The document is a sworn affidavit from the Competition Bureau related to a request for search warrants during its investigation.

According to the Financial Post, the affidavit by the Competition Bureau’s Simon Bessette laid out specific claims made by an unnamed source.

None of the claims or allegations has been proven in court.

That source told Bessette that Person X prepared the presentation on how “bread was undervalued” and discussed a plan to go to retailers “to get their buy-in for a price increase with the goal of orchestrating alignment through the retail community.”

According to CBC, Person X told the source “this industry is crazy,” that other industries raise their prices every year, and “There’s no reason the bakery business shouldn’t do the same.”

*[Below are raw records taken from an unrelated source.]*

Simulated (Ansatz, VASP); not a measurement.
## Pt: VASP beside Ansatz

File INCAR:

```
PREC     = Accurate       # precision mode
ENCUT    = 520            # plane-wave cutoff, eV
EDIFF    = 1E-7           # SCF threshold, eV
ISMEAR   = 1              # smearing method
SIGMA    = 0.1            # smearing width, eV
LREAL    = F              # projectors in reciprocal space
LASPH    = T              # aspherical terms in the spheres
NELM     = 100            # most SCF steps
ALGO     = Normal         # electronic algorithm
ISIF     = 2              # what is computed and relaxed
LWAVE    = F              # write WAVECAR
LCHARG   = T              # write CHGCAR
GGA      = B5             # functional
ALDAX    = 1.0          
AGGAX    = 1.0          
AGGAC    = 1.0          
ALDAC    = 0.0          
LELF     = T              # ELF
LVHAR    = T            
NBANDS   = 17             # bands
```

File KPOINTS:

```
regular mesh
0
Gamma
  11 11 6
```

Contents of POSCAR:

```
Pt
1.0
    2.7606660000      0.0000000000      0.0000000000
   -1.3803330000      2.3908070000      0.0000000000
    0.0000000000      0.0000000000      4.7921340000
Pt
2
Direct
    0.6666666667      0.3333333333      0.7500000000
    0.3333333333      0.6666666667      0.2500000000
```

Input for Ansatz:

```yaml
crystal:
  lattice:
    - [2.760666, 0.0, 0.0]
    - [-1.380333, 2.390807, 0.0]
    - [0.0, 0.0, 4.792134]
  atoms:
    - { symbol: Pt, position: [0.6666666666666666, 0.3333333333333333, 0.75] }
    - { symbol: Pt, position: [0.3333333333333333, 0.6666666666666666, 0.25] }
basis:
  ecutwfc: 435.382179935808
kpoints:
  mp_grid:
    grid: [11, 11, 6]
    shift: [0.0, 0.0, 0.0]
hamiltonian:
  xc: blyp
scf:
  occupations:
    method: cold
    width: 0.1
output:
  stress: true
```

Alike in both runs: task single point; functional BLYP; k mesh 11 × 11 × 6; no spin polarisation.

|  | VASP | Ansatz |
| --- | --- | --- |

The source told Bessette that he thought Person X left the meeting with “a feeling and a sense that I was anxious and willing on behalf of Weston Bakeries to comply with an increase,” according to the Post story.

In December, Loblaw and George Weston admitted they sparked the bread price-fixing investigation when they approached the Competition Bureau after becoming aware of an allegedly industry-wide arrangement to co-ordinate some bread prices.

Loblaw declined to comment on the new details and Grupo Bimbo, parent company of Canada Bread directed Canadian Grocer to a January statement. That statement said the alleged conspiracy began before Grupo Bimbo bought Canada Bread from Maple Leaf Foods in 2014. “Specifically, informants at George Weston Ltd. and Loblaw Companies Ltd. have admitted to inappropriate conduct and have made allegations that certain former Canada Bread executives were also involved in the conduct. They claim that this conduct dates back to 2001 while Canada Bread was under previous ownership,” reads the Grupo Bimbo statement.

The lawyer for Person X, Scott Fenton, released a statement maintaining the innocence of his client. Fenton said the allegations were based on one person’s recollections of a single conversation more than a decade ago.

“There is no evidence whatsoever against our client. In fact, the testimony of the source who received immunity in return for implicating others, is highly suspect,” he said.

“At the highest, the source claims to have had a ‘feeling’ that Weston should raise prices—not that there was an offer or agreement to do anything, and certainly not to fix prices of bread,” he said. “This is a shoddy warrant built on false allegations, assumptions, inferences and innuendo that would rightly inadmissible in any court.”